A crawler written in php with laravel that find email addresses on the internets. Given an entry point url, the crawler will search for emails in all the urls available for this entry point domain name. The emails are downloadable in a text file at any time. Several users can start searching for emails without viewing the other users' searches (searches are related to a user).
- Create a mysql database (default name:
php_crawler
) - Install the repo with composer:
composer create-project hedii/php-crawler php-crawler
cd php-crawler
- Install npm dependencies (optional):
npm install
- Open the
.env
file, check the database credentials, and modify it if needed:
DB_HOST=127.0.0.1
DB_DATABASE=php_crawler
DB_USERNAME=root
DB_PASSWORD=root
- Build the app
php artisan crawler:build
- Point your webserver to the public directory:
php-crawler/public
- Done
- Navigate to your php-crawler website
- Register a new account
- Create a new search
- Create more searches
- Download the found resources
- Curl
- PHP >= 5.5.9
- Curl PHP Extension
- OpenSSL PHP Extension
- PDO PHP Extension
- Mbstring PHP Extension
- Tokenizer PHP Extension
On some systems, if there is any blank space in the path to the crawler public directory, the crawler app won't work. Remove any space in folders that are part of the crawler path.

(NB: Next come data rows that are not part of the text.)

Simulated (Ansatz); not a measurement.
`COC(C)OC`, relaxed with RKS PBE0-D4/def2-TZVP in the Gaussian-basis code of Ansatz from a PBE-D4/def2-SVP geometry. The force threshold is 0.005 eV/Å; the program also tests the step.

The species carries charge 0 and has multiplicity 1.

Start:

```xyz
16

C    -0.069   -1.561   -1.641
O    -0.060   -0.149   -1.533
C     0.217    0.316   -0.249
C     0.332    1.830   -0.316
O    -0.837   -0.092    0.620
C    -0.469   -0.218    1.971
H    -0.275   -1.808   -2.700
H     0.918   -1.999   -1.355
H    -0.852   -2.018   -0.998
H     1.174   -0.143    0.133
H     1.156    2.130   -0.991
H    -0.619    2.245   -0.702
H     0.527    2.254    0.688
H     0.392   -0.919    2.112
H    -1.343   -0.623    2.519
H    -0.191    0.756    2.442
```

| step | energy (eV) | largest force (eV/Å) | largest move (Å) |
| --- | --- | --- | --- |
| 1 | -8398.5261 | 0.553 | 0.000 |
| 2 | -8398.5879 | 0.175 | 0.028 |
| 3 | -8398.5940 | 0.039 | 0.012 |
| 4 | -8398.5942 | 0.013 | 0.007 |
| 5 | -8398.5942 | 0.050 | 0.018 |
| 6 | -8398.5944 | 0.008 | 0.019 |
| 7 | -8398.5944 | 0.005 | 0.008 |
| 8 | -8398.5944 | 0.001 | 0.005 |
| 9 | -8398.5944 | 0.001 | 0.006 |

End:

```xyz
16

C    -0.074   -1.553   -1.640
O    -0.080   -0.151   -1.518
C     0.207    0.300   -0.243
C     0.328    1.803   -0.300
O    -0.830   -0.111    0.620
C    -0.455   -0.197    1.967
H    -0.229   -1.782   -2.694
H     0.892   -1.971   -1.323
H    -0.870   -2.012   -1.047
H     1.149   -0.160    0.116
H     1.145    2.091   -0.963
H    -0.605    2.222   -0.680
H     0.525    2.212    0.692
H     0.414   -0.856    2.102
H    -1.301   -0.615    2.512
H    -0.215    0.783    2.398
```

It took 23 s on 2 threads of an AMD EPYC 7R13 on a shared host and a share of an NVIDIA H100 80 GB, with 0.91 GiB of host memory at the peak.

If you are running the crawler on a MAMP server, edit config/database.php
and add a unix socket conf:
'mysql' => [
'driver' => 'mysql',
'host' => env('DB_HOST', 'localhost'),
'database' => env('DB_DATABASE', 'forge'),
'username' => env('DB_USERNAME', 'forge'),
'password' => env('DB_PASSWORD', ''),
'charset' => 'utf8',
'collation' => 'utf8_unicode_ci',
'prefix' => '',
'strict' => false,
'engine' => null,
'unix_socket' => '/Applications/MAMP/tmp/mysql/mysql.sock', // add this line
],
- write php tests
- write js tests
- Crawl for other things than emails
- ...